Feb 232013

George Osborne

photo credit: Working Word via photopin cc

The credit rating agency Moody’s has downgraded the UK’s credit rating from AAA to one one level down at Aa1. Moody’s outlook for the UK has changed to “stable” from “negative outlook” which means that they don’t believe the rating will be downgraded further.

This downgrade was, therefore, expected and leaves only Canada and Germany with AAA ratings. In theory it means that UK debt will be more expensive however since it was expected it is likely to be already included in the cost of borrowing so it will probably not make any difference. When the USA and France lost their AAA ratings their borrowing costs actually went down!

The bottom line would therefore seem to be that it will not actually make any difference to the economy. In fact it may actually be good news since the pound may drop a bit which means that exports become cheaper and assist the government’s strategy to export out of reession.

However, politically it is bad news for the chancellor, George Osborne, because he has made statements that “We will maintain that AAA rating” and indicated that keeping the AAA rating was the test of his economic credibility.

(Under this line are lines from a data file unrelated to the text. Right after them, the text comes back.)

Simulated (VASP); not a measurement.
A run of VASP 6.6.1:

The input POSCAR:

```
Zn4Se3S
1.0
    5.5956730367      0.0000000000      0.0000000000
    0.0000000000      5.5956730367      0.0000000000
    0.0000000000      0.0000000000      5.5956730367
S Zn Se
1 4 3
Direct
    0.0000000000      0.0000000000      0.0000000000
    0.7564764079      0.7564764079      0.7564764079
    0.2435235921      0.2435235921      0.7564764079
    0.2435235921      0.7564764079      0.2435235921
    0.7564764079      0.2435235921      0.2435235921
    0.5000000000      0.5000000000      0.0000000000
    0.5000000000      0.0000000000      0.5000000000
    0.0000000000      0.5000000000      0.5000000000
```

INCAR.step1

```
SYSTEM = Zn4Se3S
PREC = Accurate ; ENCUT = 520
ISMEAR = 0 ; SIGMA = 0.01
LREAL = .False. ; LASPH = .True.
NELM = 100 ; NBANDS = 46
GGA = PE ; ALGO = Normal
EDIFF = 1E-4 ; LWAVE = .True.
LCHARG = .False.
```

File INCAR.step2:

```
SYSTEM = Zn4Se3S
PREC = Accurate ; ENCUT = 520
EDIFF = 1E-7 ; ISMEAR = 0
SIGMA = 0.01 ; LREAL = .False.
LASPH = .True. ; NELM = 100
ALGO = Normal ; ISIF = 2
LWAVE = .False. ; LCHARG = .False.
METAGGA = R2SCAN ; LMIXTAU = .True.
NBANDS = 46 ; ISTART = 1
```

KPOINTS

Labour are obviously scoring as many political points as possible this morning. I listened to an interview with Ed Balls, Labour’s shadow chancellor, on Radio 4 and I am still not sure that Labour have a valid alternative plan since their spending plans need to be funded and it seems that they would need to be funded by more borrowing.

As described above I don’t believe that the downgrade actually changes anything from an economic point of view so I dont believe that there are any economic drivers for a change to the current strategy. It is only the politics of the downgrade that is triggering a call for a change in economic strategy. Obviously the economy and politics are linked so I think that it is going to be difficult few days for the chancellor but I don’t believe it should actually result in a change of economic policy and certainly should not result in more borrowing.